[PATCH] D19995: Optimize access to global variable references in PIE mode when linker supports copy relocations for PIE

Reid Kleckner via llvm-commits llvm-commits at lists.llvm.org
Fri May 6 12:31:23 PDT 2016


rnk added a comment.

In http://reviews.llvm.org/D19995#423589, @rjmccall wrote:

> Can you explain how "preemptable" is different from "weak"?

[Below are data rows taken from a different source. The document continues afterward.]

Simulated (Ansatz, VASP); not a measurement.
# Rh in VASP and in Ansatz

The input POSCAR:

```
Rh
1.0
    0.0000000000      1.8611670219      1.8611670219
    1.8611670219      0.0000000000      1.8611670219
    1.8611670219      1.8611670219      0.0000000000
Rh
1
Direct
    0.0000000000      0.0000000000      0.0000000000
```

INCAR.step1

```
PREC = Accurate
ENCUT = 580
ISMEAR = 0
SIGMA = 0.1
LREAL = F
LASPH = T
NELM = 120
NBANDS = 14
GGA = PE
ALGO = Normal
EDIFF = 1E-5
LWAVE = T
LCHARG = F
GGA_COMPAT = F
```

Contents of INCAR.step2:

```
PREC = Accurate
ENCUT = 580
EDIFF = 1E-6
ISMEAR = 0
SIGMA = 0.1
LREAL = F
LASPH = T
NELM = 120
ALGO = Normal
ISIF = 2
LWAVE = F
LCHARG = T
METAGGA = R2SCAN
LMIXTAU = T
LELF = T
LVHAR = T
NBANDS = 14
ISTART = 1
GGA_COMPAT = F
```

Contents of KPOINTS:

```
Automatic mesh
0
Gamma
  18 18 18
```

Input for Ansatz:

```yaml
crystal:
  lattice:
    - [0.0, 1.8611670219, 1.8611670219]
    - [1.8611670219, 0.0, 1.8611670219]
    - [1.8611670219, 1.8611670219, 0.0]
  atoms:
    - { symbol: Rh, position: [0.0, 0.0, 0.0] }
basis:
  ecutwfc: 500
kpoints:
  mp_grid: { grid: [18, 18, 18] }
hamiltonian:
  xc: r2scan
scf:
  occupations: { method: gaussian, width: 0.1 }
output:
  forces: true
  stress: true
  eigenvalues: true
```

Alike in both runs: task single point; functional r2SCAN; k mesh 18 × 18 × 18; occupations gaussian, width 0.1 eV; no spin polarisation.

I am assuming "preemtable" means that a preemtable symbol can be rewritten by the dynamic loader to refer to something other than the locally available definition. We should standardize on this term (or "interposable" which I like), but calling this kind of thing a "weak" symbol confuses me.

---

Both preemtable and extern_local sound like great ideas, but how should we tell the compiler to generate copy relocations for a declaration of a GV? That's what this patch is really about. It seems to me that copy relocation generation is really only safe if you know something about the way that the current TU is going to be linked: i.e. it's going into the executable and the linker supports copy relocations. Those seem like properties of the module to me, which is why we were going with module flags. We can invent a new linkage for this instead. Maybe call it `extern_copy`. When using appropriate flags, clang could apply it to all GV declarations. Do people like this better?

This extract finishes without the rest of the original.